John Wilson Croker, a British statesman and author, born in Galway, Ireland, Dec. 20, 1780, died at Hampton, near London, Aug. 10, 1857. He was educated at Trinity college, Dublin, where in 1800 he received the degree of bachelor of arts, and was entered as a student at Lincoln's Inn, but remained in Dublin, and was called to the Irish bar in 1802. He devoted his leisure to literature, and published anonymously in 1804 "Familiar Epistles on the Irish Stage," and in 1805 "An Intercepted Letter from Canton." In 1807 he wrote an elaborate pamphlet on "The Past and Present State of Ireland," in which he advocated Catholic emancipation. In that year he was returned to parliament by the borough of Downpatrick. When, in 1809, charges of maladministration were brought against the duke of York, and a parliamentary inquiry was instituted, Mr. Croker was one of the most effective defenders of the duke. He was associated with Gifford, Scott, George Ellis, Frere, and Southey in establishing the "Quarterly Review," the first number of which appeared in 1809, and he continued till his death to be one of the most frequent contributors to that periodical.

In 1809 he was appointed secretary to the admiralty, and retained that office till 1830. He sat in the house of commons through eight successive parliaments till 1832, having been returned for Yarmouth, Athlone, Bodmin, and in 1827 for the university of Dublin. In 1828 he was sworn a privy councillor. He favored the project of Catholic emancipation, and was among the first to advocate a state encouragement of the fine arts. He was a resolute opponent of the reform bill, which he believed would ultimately revolutionize the country. The passing of that bill destroyed him politically, for he declared that he never would sit in a reformed parliament. He subsequently devoted himself to literature, and his contributions to the "Quarterly" were so caustic that for many years it was customary to attribute all the most malevolent and ablest articles of that periodical to his pen. Besides his review articles and many pamphlets and printed speeches on political questions, he published poems entitled "Talavera," "Songs of Trafalgar," and several lyrics, of which the fine lines on the death of Canning are among the most successful; "Military Events of the French Revolution of 1830;" "Letters on the Naval War with America;" and "Stories from the History of England for Children," which Scott acknowledged to have been the model of his "Tales of a Grandfather." He also translated Bassompierre's "Embassy to England," edited the "Suffolk Papers," the "Letters of Lady Hervey," Lord Hervey's " Memoirs of the Reign of George II.," and Walpole's "Letters to Lord Hertford," and furnished an edition of Boswell's "Life of Johnson" with copious annotations.

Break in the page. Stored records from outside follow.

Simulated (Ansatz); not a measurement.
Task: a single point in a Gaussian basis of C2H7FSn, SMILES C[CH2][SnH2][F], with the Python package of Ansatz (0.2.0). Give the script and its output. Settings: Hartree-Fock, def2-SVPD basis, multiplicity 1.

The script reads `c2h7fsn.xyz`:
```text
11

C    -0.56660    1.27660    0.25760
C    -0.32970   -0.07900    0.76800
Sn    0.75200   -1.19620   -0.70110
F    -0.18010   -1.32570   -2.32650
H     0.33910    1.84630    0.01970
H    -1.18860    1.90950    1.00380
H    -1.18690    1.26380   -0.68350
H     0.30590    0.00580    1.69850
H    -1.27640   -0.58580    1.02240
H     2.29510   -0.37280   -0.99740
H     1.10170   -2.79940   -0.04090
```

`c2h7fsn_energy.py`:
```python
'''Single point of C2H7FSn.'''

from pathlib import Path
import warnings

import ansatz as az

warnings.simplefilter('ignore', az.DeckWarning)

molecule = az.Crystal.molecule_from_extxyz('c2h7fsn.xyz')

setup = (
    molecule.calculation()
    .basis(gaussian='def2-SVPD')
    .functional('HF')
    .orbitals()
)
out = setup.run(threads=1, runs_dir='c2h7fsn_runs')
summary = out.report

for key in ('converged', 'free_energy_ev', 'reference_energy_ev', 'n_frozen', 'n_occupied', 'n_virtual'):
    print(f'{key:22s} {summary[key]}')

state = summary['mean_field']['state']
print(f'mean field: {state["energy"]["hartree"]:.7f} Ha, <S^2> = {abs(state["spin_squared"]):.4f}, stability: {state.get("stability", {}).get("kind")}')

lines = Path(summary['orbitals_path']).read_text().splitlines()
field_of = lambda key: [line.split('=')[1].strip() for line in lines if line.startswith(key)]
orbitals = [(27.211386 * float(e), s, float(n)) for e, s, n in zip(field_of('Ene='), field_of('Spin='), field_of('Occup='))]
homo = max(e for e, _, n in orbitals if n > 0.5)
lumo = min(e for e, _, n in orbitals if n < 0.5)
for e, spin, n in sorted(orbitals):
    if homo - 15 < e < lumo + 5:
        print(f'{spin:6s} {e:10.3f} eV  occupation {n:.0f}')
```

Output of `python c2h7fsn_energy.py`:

The last named work was severely reviewed by Macaulay; and in return, the harshest and most effective criticism upon the first volumes of Macaulay's "History of England" was from the pen of Croker. He was also long at feud with Disraeli, who lampooned him in the character of Rigby in "Coningsby," and whose political pretensions were consequently assailed in the "Quarterly." He had a controversy with Lord John Russell upon the publication by the latter of the "Memoirs and Correspondence" of Moore. A selection from his numerous contributions to the "Quarterly Review" has been published.